Major Thoroughfare & Freeway Plan (MTFP)
Annually, the City produces the Major Thoroughfare and Freeway Plan (MTFP). In compiling the MTFP, the City listens to developers and neighborhoods about such issues as congestion, mobility and future development plans. In that plan, the city identifies sections of roadways (either thoroughfares or major collectors) that are in need of expansion, either by lengthening or widening. The plan serves as notice to the public for developing land adjacent to the identified roads.
The plan does not address the construction schedule for roadway projects. Inquires about roadway construction should be directed to the City's Public Works and Engineering Department.
MTFP Policy Statement (last amended on March 2015)
2018 MTFP GIS data (.lpk file, updated March 2019)
Street Hierarchy System
Ever wonder how the City decides which roads to widen, how to set speed limits, and how to set building setbacks? The answer is a Street Hierarchy System.
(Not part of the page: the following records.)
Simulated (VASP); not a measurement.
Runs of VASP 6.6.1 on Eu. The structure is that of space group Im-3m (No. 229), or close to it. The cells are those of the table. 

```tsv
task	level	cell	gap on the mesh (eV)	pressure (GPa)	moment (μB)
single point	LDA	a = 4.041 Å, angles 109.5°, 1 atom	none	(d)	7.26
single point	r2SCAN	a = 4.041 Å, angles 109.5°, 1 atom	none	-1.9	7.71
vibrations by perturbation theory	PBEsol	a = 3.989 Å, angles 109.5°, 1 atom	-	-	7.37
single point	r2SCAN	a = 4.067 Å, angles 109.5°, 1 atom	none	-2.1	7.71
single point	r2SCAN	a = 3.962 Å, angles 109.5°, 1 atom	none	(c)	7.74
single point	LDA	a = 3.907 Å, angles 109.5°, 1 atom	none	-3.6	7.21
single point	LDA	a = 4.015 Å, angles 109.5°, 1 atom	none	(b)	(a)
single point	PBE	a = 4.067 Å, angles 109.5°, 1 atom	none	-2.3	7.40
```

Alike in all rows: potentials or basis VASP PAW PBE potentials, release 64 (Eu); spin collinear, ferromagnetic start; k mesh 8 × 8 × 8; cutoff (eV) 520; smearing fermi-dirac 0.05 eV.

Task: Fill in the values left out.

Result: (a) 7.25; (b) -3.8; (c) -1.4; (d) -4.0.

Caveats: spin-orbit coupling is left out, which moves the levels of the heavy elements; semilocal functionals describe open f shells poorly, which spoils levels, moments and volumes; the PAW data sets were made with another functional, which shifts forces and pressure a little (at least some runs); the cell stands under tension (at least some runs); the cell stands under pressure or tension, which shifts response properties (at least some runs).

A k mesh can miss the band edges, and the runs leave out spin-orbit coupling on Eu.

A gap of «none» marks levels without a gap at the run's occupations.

The system uses several factors to classify streets into one of four categories:
- Length of road
- Existing and projected traffic volume
- Character of adjacent properties
- Possibility of expansion, including manmade and natural barriers
- Need to preserve thoroughfare corridors
- Classifications and descriptions
Major Thoroughfares are divided into two classifications; Principal Thoroughfare and Thoroughfare. Major Thoroughfares are those streets designed for fast, heavy traffic, and are intended to serve as traffic arteries of considerable length and continuity throughout the community. The location of these streets is based on a grid system covering the area within the City’s jurisdiction, which provides a theoretical spacing of Major Thoroughfares at one mile intervals.
1) Principal Thoroughfares are public streets that accumulate traffic from collector streets and other Major Thoroughfares for distribution to the freeway system. They may be a highway and typically provide a high degree of mobility for long distance trips. Principal Thoroughfares generally serve high-volume travel corridors that connect major generators of traffic such as: the central business district, other large employment centers, suburban commercial centers, large industrial centers, major residential communities, and other major activity centers within the urban area.
2) Thoroughfares are public streets that accumulate traffic from Collector streets and local streets for distribution through the thoroughfare and freeway system. These streets distribute medium to high volume traffic and provide access to commercial, mixed use and residential areas.
Transit Corridor Streets are a rights-of-way or easements that METRO has proposed as a route for a guided rapid transit or fixed guideway transit system and that is included on the City’s MTFP.
Collector Streets are public streets that accumulate traffic from local streets for distribution to the Major Thoroughfare streets. A Collector Street may be a Minor Collector or a Major Collector. Collectors Streets are designed to provide a greater balance between mobility and land access within residential, commercial, and industrial areas.
1) Major Collectors are public streets that accumulate traffic from local streets and Minor Collectors for distribution to the Major Thoroughfare. A Major Collector street may have commercial, residential or have mixed uses abutting.
2) Minor Collectors are public streets that accumulate traffic from local streets for distribution into a Major Thoroughfare or a Major Collector. A Minor Collector typically has residential uses, however it may also serve commercial or mixed uses.
Local Street are public streets that provide access to individual single-family residential lots, provide entry and exit to the neighborhood, and provide connectivity to collectors and thoroughfares. In short, all other streets not previously listed are considered local streets that function to provide access from individual properties to the thoroughfare network.